Now, says Fish, “the ICO powers are strengthening. They have been given more weight and more people to do more audits, and the penalties they can impose are more realistic. People won’t be able to say ‘we’ll obey the law but we
won’t go further’.”

Welcome as the information watchdog’s powers may be, however, neither they nor the Act itself can do much to improve data protection at organisations which may not have the knowledge or expertise to turn vague legal prescriptions such as “do what is appropriate”, into a practical and effective information management policy.

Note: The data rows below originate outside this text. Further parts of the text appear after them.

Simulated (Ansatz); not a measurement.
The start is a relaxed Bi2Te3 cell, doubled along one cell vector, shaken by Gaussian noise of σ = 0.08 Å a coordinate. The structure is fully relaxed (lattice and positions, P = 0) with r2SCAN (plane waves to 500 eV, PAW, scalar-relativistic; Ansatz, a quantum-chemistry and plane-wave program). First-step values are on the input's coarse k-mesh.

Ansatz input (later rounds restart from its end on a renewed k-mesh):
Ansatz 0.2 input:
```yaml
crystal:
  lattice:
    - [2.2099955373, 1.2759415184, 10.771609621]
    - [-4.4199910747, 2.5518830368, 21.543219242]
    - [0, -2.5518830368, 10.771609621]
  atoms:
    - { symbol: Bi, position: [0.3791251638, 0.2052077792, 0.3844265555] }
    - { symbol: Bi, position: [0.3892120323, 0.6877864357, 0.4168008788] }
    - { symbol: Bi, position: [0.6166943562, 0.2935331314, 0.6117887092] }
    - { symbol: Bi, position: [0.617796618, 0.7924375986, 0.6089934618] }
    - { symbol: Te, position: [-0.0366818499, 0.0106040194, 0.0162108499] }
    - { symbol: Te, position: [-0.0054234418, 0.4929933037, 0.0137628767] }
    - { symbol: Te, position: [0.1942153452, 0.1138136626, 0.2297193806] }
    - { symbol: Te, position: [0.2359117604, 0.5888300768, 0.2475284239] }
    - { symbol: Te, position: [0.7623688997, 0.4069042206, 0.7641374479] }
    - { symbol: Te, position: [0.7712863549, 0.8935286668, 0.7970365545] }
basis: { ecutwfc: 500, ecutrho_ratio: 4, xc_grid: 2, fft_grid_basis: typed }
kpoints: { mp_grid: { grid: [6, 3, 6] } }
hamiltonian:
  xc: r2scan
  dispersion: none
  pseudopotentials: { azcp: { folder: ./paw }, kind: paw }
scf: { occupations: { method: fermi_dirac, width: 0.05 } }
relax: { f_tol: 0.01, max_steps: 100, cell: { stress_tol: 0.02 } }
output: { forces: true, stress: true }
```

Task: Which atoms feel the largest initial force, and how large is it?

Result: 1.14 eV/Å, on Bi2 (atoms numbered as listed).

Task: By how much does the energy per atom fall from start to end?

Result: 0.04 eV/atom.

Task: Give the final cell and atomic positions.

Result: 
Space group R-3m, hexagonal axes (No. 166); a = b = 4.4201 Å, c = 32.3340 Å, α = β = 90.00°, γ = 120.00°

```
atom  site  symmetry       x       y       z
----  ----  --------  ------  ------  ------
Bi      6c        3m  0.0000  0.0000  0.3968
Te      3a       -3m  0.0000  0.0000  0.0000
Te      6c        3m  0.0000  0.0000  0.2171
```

New initiatives in Data Protection

This summer, two initiatives have emerged that aim to help fill this gap between what the DPA requires, and what different organisations are capable of delivering: a Personal Data Guardianship Code published jointly by the BCS and ISAF; and a data protection standard from the British Standards Institute.

It is possible that BSI 10012: Data Protection is the first attempt by any standards body to create a formal specification for addressing what some experts, including proponents of BCS Personal Data Guardian Code, say are a set of issues that must inevitably be tailored to meet highly individual circumstances.

“This is an area where standards aren’t appropriate,” says Fish, “it is about changing attitudes and culture, not about being prescriptive.”

However, even though BSI 10012 does encourage organisations to adopt a formal Personal Information Management System (PIMS) model, the Institute argues that this is not necessarily a bad thing.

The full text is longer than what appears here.